Which brush should I choose?

Tansy Lee Moir outside Greyfriars Art Shop EdinburghIt’s an artist’s dream – you find yourself in sunny Edinburgh, in a superbly stocked art shop with £150 to spend on whatever you like. You can take as long as you like. There’s so much choice. Actually there’s almost too much choice.

This was me last last week, on my way to collect my prize voucher and wondering how I could spend this gift most wisely.

Apparition on show at the Royal Scottish Academy

Earlier this year my charcoal drawing ‘Apparition’ was awarded the Greyfriars Art Shop Prize at the Society of Scottish Artists 127th annual exhibition at the Royal Scottish Academy, Edinburgh. 

An envelope with a voucher for Greyfriars Art Shop

After thinking it over it decided I’d like to have something non-consumable which would stay in the studio rather than get used up in the making process, tools of some kind…ah brushes!

I still own brushes which have travelled through a creative life with me for decades, although most have been lost along the way, a tenacious few still live in jars in the studio.

A charcoal drawing inspired by an ancient oak tree by Tansy Lee Moir
‘Rivers of oak 009’ 2022, charcoal on canvas, 50 x 40cm

I use brushes a lot in my charcoal drawing, to apply powder, to blend and soften, to introduce randomness and surprise and to make marks or textures to suggest tree surfaces. So it made sense to use my voucher to expand my brush collection, but which brushes should I choose?

choosing brushes in an art shop

Show me your biggest brush

I think about drawing with charcoal powder a little like using dry paint, although it definitely feels like drawing as I do it. Each brush has its own personality, its unique vocabulary of marks and it takes time to get to know what it can do. Unlike working with oil or watercolour there’s no standard charcoal brush, so anything brush-like can make a good tool.

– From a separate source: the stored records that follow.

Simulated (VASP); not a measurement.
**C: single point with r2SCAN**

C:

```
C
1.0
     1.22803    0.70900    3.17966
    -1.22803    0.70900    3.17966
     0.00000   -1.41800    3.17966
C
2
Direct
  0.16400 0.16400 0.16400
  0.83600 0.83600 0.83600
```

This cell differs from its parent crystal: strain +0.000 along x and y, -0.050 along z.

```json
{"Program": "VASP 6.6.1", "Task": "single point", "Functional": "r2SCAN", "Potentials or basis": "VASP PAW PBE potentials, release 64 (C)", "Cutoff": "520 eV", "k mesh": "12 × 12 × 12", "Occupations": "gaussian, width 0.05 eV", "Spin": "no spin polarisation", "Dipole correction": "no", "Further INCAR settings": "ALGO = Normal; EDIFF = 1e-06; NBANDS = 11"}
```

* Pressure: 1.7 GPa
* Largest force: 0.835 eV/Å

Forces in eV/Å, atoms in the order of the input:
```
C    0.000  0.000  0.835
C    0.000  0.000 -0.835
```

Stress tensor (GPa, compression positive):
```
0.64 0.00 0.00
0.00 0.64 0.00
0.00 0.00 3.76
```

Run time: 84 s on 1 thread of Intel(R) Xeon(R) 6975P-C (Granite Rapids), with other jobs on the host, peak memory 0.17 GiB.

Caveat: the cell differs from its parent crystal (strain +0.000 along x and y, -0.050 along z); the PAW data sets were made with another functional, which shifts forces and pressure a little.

close up of artist brushes

I asked to see the biggest and strangest brushes from Greyfriars stock and made a pile of possibles. Then I spent a happy hour holding, waving, wafting, sweeping and generally getting the measure of them, to work out which felt like an extension of my own arm. I couldn’t test them with actual charcoal so I had to guess what they might do.

artist brushes

What can this brush do?

My final selection included a massive spalter, a soft little sweeping brush, a springy liner, some tactile stencil brushes, a few silicone shapers and two novel erasers. I was delighted with my new tools – time to test them.

brushes and charcoal

I’ve just begun to find out what these brushes can do by making some swift swatches on my favourite Canson C à grain paper. Already I can see that the stencil brushes can create wonderfully diffuse discs of powdered charcoal, with an exciting balance of control and accident in the marks they make.

In 2023 I made a series called ‘Birken’ about birch trees and the witch’s broom growths they sometimes have in their upper branches and these stencil brush marks got me excited to draw more of these kind of tree forms.

a charcoal drawing of a tree by Tansy Lee Moir
‘Bruim’ 2023, charcoal on wood panel, 30 x 30cm

As I introduced my fancy new brushes to the faithful old ones on my tool trolley, I though about all the joy they’d brought me, all those in-the-flow moments I’d had with a brush in my hand and an idea in my head. I don’t always look after them well, but sometimes the one with tatty bristles is just the thing you need.

However, I’ve made my prize brushes a promise – that I’ll take good care of them so they can serve me well for the decades of art making to come.

Thanks to Greyfriars Art Shop for their generous prize and to the Society of Scottish Artists for selecting my work for the exhibition.